It must be confessed that the Hartford Wits did ample injustice to their antagonists. Mr. Jefferson was certainly not an Avatar of the enemy of mankind, nor were his followers atheists, anarchists, and rogues. But in 1799 there were no shabbier Democrats than those of Connecticut. If we may judge of the old race by a few surviving specimens, we may pardon our poets, if they added contempt to theoretical disapprobation, and, in their eagerness to
"Confound their politics"
and
"Expose their knavish tricks,"
allowed their feelings to exaggerate the unpleasant traits of the master and of his disciples.

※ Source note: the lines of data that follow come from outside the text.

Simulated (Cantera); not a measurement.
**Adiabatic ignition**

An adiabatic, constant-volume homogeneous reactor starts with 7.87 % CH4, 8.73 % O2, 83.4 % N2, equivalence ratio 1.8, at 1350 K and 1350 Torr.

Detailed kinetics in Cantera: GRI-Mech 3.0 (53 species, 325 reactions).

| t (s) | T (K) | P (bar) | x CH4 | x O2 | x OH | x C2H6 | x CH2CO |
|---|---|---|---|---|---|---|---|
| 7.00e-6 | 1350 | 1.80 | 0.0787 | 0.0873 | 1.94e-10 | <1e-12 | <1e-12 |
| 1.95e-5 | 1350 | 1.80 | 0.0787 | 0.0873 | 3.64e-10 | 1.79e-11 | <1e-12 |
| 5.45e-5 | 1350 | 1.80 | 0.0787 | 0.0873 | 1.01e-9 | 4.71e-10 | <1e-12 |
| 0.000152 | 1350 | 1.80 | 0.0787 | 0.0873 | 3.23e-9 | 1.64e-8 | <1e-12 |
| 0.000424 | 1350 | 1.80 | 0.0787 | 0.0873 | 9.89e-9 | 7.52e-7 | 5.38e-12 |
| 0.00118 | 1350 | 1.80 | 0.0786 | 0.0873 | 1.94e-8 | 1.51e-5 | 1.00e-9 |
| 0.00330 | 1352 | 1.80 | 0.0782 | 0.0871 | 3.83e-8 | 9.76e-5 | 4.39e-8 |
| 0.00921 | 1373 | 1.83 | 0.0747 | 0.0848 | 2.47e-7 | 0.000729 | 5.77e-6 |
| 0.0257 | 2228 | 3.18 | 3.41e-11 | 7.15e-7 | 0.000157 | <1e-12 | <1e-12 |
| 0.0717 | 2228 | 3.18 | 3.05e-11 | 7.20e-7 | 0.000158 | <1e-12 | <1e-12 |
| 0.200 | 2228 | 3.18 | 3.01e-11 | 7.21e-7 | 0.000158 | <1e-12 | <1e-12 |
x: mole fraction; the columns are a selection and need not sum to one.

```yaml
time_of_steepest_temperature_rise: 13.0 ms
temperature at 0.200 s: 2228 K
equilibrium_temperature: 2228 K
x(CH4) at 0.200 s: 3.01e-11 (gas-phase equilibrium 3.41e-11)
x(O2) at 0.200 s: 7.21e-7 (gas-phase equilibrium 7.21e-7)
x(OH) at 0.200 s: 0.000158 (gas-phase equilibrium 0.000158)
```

The Hartford men were on the losing side. Federalism expired with the election of Monroe. Its degenerate successor, Whiggism, had no principles of value, and only lagged in the rear of the Democratic advance. Statesmanship and good sense went hopelessly down before the discipline of party and the hunger for office; and with each year it became easier to catch a well-meaning, but short-sighted public in any trap baited with the usual ad captandum commonplaces. We are very frequently told that "History is philosophy teaching by example,"—one of those copy-book apophthegms which people love to repeat as if they contained important truth. But the teachings of history or of philosophy never reach the ears of the multitude; they are drowned by the din of selfish rogues or of blind enthusiasts. Poor stupid humanity goes round and round like a mill-horse in a dreary ring of political follies. The cast-off sophisms and rhetorical rubbish of a past generation are patched up, scoured, and offered to the credulous present as something novel and excellent. People do not know how often the rotten stuff has been used and thrown away, and accept it readily. After a while, they discover to their cost, as their ancestors did before them, that it is good for nothing. But even if it were possible to have a grand international patent-office for political devices, where the venerable machines, so often reinvented to break down again, could be labelled worthless, and exhibited to all the world, I fear that the newest pet demagogue would persuade the voters of his district, in spite of their eyes, that he had contrived an improvement to make some one of the rickety old things work. No wonder that Dr. Franklin lost patience, when he saw how sadly reason was perverted by ignorance, selfishness, and wickedness, and wished "that mankind had never been endowed with a reasoning faculty, since they know so little how to make use of it, and so often mislead themselves by it, and that they had been furnished with a good sensible instinct instead of it."